Post-study-abroad art raises funds for Argentinian tribes

By Elizabeth Rainey, Staff Writer

The opening reception for the “Argentina and Bolivia: A Southern Odyssey” exhibit will be Friday, Oct. 23 in Armstrong’s Fine Arts Gallery at 5:30 p.m. The show features work by students who attended the study abroad to Argentina and Bolivia, as well as work from the Wichi tribe that live in northwestern Argentina and southern Bolivia. The reception is free and open to the public.

The artwork will be available for purchase during a silent auction that will end Friday, Oct. 30 at 4:45 p.m. All proceeds from the auction will be used to benefit indigenous people living in Argentina.  

The Argentina study abroad trip is offered each summer. Students travel to South America and meet artists from local tribes. They then create artwork based on their trip and exhibit it in the show. There are a variety of pieces including photographs, textiles and ceramics. The artists will discuss their work during the opening reception.

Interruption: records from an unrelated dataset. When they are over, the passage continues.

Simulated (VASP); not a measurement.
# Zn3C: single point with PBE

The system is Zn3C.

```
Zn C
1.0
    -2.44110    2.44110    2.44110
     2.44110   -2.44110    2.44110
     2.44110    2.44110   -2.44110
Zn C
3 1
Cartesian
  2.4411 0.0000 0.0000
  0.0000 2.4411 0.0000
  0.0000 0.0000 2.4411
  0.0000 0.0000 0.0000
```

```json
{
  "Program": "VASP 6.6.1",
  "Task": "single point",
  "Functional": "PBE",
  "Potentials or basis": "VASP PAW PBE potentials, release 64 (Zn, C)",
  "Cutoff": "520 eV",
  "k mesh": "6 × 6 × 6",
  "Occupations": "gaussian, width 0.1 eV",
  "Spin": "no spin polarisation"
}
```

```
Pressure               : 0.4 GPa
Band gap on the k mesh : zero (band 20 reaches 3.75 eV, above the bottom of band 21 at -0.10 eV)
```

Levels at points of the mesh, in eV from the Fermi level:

“Argentina and Bolivia: A Southern Odyssey” is a unique, collaborative project that Professor Rachel Green formed with five Armstrong students. Students used information learned and the experiences had on the summer 2015 trip to create the pieces displayed in the show.

One student, Richelle Redwood, said that “Seeing how skillfully and beautifully these artisans make their crafts made me fully appreciate their culture and art… traveling to Argentina and Bolivia was a great adventure and learning experience that I will never forget.”

The Wichi tribe live in an area called Gran Chaco. The tribe’s main source of income is selling crafts and textiles made with a plant called chaguar. They use this plant, along with natural dyes, to make handmade belts, bags and other craft items. They are well known for hand-woven shoulder bags called yica which are worn by both men and women. The patterns in the yica bags are often tied to natural things like owl’s eye or iguana’s belly.

Students who participate in the Argentina study abroad help the Wichi tribe who are fighting to stay on their ancestral land. People from the tribe have been systematically relocated and their language is now endangered.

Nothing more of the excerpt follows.